Now that we’re half way through the Data Science for Social Good program, it’s a good time to talk about what we’ve done and what we plan to finish. To recap, we have three deliverables we want to complete by the end of the program.
- Visualize distribution of trees by species: The first interactive visualization shows the variety of trees throughout Atlanta- we are drawing inspiration from the NYC Street Trees by Species. The second interactive visualization shows the tree population broken down by neighborhood, similar to An Interactive Visualization of NYC Street Trees.

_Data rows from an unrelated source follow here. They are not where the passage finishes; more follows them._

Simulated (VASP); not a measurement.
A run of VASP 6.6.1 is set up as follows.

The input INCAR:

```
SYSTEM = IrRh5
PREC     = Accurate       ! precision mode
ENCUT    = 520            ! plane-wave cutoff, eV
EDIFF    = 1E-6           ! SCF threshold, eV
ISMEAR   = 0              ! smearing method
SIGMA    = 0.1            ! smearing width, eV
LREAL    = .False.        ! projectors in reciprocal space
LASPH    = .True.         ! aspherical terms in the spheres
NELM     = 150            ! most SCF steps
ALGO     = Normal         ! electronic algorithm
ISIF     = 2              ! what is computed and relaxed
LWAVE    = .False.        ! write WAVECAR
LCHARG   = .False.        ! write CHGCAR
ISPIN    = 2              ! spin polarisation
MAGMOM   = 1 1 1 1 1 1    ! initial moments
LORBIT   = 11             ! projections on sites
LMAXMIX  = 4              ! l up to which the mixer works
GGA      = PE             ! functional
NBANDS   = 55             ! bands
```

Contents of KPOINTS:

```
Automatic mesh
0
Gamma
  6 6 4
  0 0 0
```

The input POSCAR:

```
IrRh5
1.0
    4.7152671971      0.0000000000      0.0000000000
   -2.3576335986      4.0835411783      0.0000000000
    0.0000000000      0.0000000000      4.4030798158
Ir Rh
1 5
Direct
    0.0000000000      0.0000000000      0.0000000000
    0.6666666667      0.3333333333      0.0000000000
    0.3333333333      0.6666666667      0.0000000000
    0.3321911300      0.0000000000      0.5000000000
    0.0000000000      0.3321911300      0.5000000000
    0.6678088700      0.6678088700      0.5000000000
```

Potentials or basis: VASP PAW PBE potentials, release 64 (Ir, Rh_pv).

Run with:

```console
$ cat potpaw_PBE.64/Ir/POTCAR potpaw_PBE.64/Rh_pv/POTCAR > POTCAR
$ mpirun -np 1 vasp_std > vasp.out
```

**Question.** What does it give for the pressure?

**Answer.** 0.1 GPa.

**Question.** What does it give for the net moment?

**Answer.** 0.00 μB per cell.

- Identify tracts of forest within a city: The Atlanta Tree Commission can use the Tree Trust Fund to plant new trees, relocate trees, and/or purchase existing forested land. Identifying tracts of forested land with acreage and cost information will help them make more informed decisions. Using ArcGIS, we want to identify areas with dense tree cover in relation to cost and continuity using tree canopy data and parcel data.
- Prioritization of potential planting sites: Finding ideal planting locations can be challenging and time consuming. Using multiple types of data, including parcel data and impervious surfaces, we want to develop a statistical model to prioritize potential planting sites. In addition, we will develop an interactive application that allows users to visualize planting sites and dynamically prioritize the factors the model is based on.

The visualization of trees by species and neighborhood are nearly complete. These visualizations were built using D3 and Leaflet, and are currently being tested with different users.
We’ve developed maps through analyzing many datasets such as the Urban Tree Canopy, impervious surfaces, parks, and parcels. Some example maps include contiguous tracts of forest and impervious surfaces. Using this information we have identified potential planting sites.

Our next step involves developing an application for identifying tracts of forest and an application for prioritizing potential planting sites. Though these are different applications, they will share the same backend. The main constraint we have is the size of the geospatial data we are trying to visualize. The CSV file that contains the parcel points alone is approximately 2Gb. This is not surprising since there are about 160,000 parcels in Atlanta. Processing that on the browser is not feasible, so we will use a database.